The North Dakota Student Association represents the voice of North Dakota’s 45,000 public college and university students. We are an organization directly funded by students with the singular interest of representing students. We believe the Voice of the Students needs to be present in the policymaking process that occurs through the North Dakota University System, State Legislature, and State Board of Higher Education.
NDSA attracts a diverse range of individuals from across the state’s 11 public campuses, and each student joins us with their own thoughts, priorities and beliefs. Despite our differences we stand united in our support of higher education in the state of North Dakota.
NDSA meets as a General Assembly on a monthly basis during the academic year to discuss student concerns and higher education policy.
NDSA’s Public Comment on Changes Proposed to Title IX by the United States Department of Education
January 30, 2019
Dear Assistant Secretary for Civil Rights Kenneth Marcus,
The North Dakota Student Association (NDSA) represents the voice of North Dakota’s 45,000 public college and university students. As an authority on student welfare in the state of North Dakota, NDSA advocates on issues of higher education in support of enhancing the student experience.

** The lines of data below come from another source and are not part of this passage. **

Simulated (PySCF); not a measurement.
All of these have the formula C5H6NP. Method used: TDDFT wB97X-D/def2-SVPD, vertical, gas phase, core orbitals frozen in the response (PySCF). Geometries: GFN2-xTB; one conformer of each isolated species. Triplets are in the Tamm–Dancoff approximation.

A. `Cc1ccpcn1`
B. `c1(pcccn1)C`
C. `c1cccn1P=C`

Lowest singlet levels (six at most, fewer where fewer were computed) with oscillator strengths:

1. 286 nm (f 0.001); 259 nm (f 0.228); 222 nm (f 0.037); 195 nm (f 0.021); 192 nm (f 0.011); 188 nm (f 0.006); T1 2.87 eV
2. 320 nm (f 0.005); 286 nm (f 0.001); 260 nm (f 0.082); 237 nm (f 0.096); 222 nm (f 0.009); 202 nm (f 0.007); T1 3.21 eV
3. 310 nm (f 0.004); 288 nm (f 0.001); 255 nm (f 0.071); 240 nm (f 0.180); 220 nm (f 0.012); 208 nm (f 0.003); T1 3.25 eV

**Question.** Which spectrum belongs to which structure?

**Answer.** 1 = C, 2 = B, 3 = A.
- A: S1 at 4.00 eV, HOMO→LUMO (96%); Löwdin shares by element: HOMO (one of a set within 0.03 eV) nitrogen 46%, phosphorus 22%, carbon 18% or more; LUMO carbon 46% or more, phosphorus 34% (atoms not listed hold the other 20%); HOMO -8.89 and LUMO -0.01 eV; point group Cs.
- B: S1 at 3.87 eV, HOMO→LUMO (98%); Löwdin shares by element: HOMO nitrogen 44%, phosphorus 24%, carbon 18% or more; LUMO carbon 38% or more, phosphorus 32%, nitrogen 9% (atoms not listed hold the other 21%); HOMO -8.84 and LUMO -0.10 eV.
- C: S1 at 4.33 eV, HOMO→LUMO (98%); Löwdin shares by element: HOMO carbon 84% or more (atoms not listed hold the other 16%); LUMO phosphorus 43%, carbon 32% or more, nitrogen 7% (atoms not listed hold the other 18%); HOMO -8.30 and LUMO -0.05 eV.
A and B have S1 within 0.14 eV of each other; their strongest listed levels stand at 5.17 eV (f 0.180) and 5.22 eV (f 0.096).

With the high goals NDSA aims to achieve, we actively educate ourselves on current topics that will impact students on a wide variety of levels. With this in mind, NDSA has discussed the proposed changes to Title IX and prepared its official opinion.
The Department of Education has proposed changes to the regulations of Title IX of the Education Amendments Act of 1972. After much deliberation at NDSA’s General Assembly meeting on January 19, 2019, NDSA has approved an official resolution, NDSA-12-1819, entitled “A Resolution Urging Action on Title IX.” This resolution articulates the rationale for our position on these changes. It also recognizes fairness and equality for the wellbeing of the students of North Dakota and how the changes as stated are beginning to tip the scales of balance in an unjustified manner. The Assembly agreed to urge the Department of Education to make the following changes to the proposed amendments.
The potential requirement for North Dakota’s campuses to provide a live hearing, as well as cross-examination of the parties involved, are not conducive to protecting the wellbeing of students. This concern is paired with the potential cost of providing separate rooms for the two parties, which will both require compatibility for a live hearing. This is a pressing issue facing educational institutions in the state of North Dakota. The issue is that there are no parameters for grant opportunities or federal funding to address the issues of staffing and technological training. The North Dakota University System has experienced a 17-percent reduction to its state-appropriated funding over the last two biennia, and currently faces a proposed additional five-percent reduction for the 2019-2021 biennium. Accommodating this new mandate would create an undue burden for North Dakota’s colleges and universities. NDSA requests the Department of Education to revisit our concerns and consider providing a solution.
Additionally, NDSA is concerned about potential violations of students’ privacy rights guaranteed in the Health Insurance Portability and Accountability Act (HIPAA) and the Family Educational Rights and Privacy Act (FERPA). Access to a student’s physical, mental, and academic performance should not be submitted as evidence for the purposes of a Title IX hearing. Due to every student having a right to privacy guaranteed under HIPAA and FERPA, NDSA urges the Department of Education to reconsider the need for both parties to receive records of a student’s physical, mental, and academic performance to be submitted as evidence.
The new definition of “sexual harassment” provides ambiguous loopholes allowing interpretation of key words, such as “severe,” “pervasive,” and “objectively offensive,” which would also require new leaps of responsibility on the reporting party to prove.
The new jurisdiction of cases reported will be limited to the institution’s “education program or activity.” Such a restriction will alleviate the institution of liability to investigate, unless the reported instance has a direct link to the institution. With this new narrowing of scope, survivors of sexual assault will become increasingly discouraged from reporting the Title IX infractions.
The change under section 106.30 states that misconduct will only be held responsible if the institution has “actual knowledge” of the possible negligence. This implies that the standard of attention and awareness of warning signs will no longer have a place in the institution’s requirements. NDSA urges the Department of Education to reevaluate the responsibilities of institutions and propose a different standard that is neither vague nor neglectful of warning signs of sexual misconduct. Preserving the rights of students and their ability to succeed in everyday endeavors is crucial on an institutional level. Therefore, NDSA insists that the Department of Education embolden language in Title IX requiring the investigation of any sexual misconduct between individuals associated with the institution without strict regard to the physical and financial jurisdiction of the institution outlined in 106.44(a).
These changes may have disastrous implications to the students it is supposed to protect. NDSA urges the Department of Education to denounce the proposed section 106.45(b)(3)(vii).
The North Dakota Student Association thanks the Department of Education for the opportunity to comment on the proposed changes to Title IX. NDSA’s primary directive is the wellbeing of North Dakota’s 45,000 public college and university students. We respectfully request the Department of Education to consider our comment, as these proposed changes bear substantial implications for students across the state of North Dakota and the United States of America.